Job cuts and even a complete restructuring of the business are all on the cards as chief executive Peter Bonfield tries to find a way out of the increasingly shark-infested waters into which BT has sailed.
Speculation has been mounting that BT's rivals, led by Deutsche Telekom, are gearing up for a takeover bid. Given that BT's market capitalisation is now less than half that of rival Vodafone Airtouch - £62 billion compared to £161 billion - this once unthinkable thought has gained credence by the day.
All such crises reflect long-term uncertainty about BT's future strategy and role. Until recently BT could do no wrong in the City. In the past four weeks its share price has fallen by a third: according to BT's internal calculations, its shares should be worth around £20 each, not £11.50.
Now it is seen as holding onto its past: dragging its feet over giving rivals access to its network, reluctant to bow to calls for cheaper internet access, and sluggish on the introduction of new asymmetric digital subscriber line (ADSL) technology for fear of cannibalising its lucrative leased line revenues.
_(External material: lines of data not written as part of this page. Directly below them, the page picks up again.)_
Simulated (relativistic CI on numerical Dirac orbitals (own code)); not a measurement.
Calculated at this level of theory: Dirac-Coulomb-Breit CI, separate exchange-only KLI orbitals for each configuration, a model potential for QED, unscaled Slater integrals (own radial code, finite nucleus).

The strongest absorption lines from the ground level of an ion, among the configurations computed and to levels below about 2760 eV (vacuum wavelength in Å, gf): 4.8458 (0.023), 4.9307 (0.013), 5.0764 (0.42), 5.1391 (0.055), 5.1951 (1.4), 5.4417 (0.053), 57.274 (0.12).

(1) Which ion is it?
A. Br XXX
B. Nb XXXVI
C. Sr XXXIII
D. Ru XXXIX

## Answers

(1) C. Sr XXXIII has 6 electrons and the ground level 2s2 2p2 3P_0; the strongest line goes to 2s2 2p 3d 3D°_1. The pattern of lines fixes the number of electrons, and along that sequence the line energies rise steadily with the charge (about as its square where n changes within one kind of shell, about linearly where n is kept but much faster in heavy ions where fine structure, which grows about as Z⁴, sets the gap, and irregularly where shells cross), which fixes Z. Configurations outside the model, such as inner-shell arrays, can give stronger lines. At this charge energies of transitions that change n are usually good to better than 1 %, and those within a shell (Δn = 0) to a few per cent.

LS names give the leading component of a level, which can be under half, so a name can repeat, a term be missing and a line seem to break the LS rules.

In addition, BT's strategy for expansion into Europe by taking minority stakes in a number of operators seems timid compared to mega-deals such as Vodafone-Mannesmann. BT's tactics are no longer aggressive enough.
Concert with sour notes
Worst of all, BT is widely perceived as being outmanoeuvred by smaller and more nimble players. Management is seen as top heavy, and to have lost control of the big picture strategy while concentrating on its disappointing Concert joint venture with AT&T.
Last month, the transatlantic pair admitted Concert's first year's turnover and profit will be $7 billion (£4.2bn) and $700 million (£424m) respectively - 30 per cent below expectations.
At the very least, a shake-up of senior management is overdue. Spinning off of core units is another possibility.
UK managing director Bill Cockburn is the most likely candidate to be moved on. If BT is restructured into more customer-facing units, his role will become irrelevant. BT is annoyed at the lack of recognition for the success of its new businesses in the mobile and internet arena, and it's concerned the soaring value of these operations is hidden by the way the company reports its figures, in turn depressing its share price.
"We are looking at different ways to present our figures so you can see the underlying value," said a spokesman. "Some people might see that as a step towards selling them off, but we haven't said that we will or will not do that. We consider all possibilities, but we have no immediate or long-term plans to do that."
The next step is sell-off
If showing shareholders how well the different businesses are doing is not enough, the next step could be to sell some of them - BT Cellnet and Yellow Pages being the most obvious. Experts are divided over how much money individual parts of BT might fetch. BT Cellnet is valued at around £20 billion, the internet business at between £6 billion and £9 billion, and Yellow Pages at between £2.5 billion and £5 billion.
This would have the positive consequence of allowing BT management to concentrate on its core area of consumer and business fixed line access.
But the downside is that if BT sells off these high-performing activities, it will be left with fewer stellar lines of business.
Whatever the future for BT - sliced up into a set of nimbler mini-BTs or completely absorbed by a foreign rival - the outlook for customers should be rosy. Smaller companies, for example BT's internet business, will be able to respond better to customers. And if BT is swallowed up, economies of scale could push down prices and deliver new services faster.
Despite its troubles, BT is still a formidable operation. But Bonfield needs to prove this to the financial markets soon - or risk presenting far too attractive a takeover target.